I was wandering down the street out of boredom – I hadn't pooped in awhile, and I was trying to shake something out. I looked down at some dirt that had been kicked up by something or other, and I noticed how similar dirt looks to shit. And it struck me – we are all LIVING ON A GIANT SHIT BALL!
This little epiphany was as grand as the first time I discovered poopies and their innumerable uses. So I decided that I should pay a proper homage to the poopie gods, by building them a shrine.
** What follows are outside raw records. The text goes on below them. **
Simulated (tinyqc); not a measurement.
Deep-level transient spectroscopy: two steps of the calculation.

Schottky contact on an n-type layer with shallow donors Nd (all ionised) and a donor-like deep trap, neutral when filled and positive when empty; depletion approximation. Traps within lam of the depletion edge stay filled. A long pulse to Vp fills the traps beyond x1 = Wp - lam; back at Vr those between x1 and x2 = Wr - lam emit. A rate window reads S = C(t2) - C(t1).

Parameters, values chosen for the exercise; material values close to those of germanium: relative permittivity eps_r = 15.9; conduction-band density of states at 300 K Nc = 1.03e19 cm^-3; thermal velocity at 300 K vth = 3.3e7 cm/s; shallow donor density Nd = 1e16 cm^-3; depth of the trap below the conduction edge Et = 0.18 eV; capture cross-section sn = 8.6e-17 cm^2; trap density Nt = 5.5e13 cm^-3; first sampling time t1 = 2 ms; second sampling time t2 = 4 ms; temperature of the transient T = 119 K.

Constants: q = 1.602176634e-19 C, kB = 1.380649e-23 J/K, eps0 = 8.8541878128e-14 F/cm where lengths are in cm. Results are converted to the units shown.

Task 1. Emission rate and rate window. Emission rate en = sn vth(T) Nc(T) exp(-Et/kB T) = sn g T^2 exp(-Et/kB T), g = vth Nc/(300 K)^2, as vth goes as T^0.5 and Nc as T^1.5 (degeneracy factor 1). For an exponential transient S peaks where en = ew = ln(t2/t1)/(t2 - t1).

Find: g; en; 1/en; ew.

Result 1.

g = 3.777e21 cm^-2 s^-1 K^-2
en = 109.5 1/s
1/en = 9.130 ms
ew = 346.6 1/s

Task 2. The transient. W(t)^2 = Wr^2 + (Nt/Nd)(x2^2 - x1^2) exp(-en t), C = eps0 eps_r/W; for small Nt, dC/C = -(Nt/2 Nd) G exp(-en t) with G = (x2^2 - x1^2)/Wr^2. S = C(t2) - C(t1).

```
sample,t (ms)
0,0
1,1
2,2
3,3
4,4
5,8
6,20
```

I found a shovel, and dug up lots of dirt, so that I could arrange it into a giant poopie temple to the gods of all shit. As the time went by, all that manual labor gave me the rumblings, and pretty soon I was spurting poopies left and right. I dragged my ass on the ground, streaming out sweet, tasty, corny shit streams, returning my sacrifice to the Great Poopie Ball that spawned us all!
4 comments:
Now that's a religion I could get down with! It would unite the world! All hail Planet Shitball!
Mmm... a delicious planet i could roll around in and eat day in and out. Delicious planet of poop with a corn laden center!
Please tell me it worked right? I dont want to sumit it again if i do not have to! Either the blog glitced out or i am an idiot. the second option doesnt surprise me lol. thanks for a great blog!
@ Anonymous, thanks for the compliment!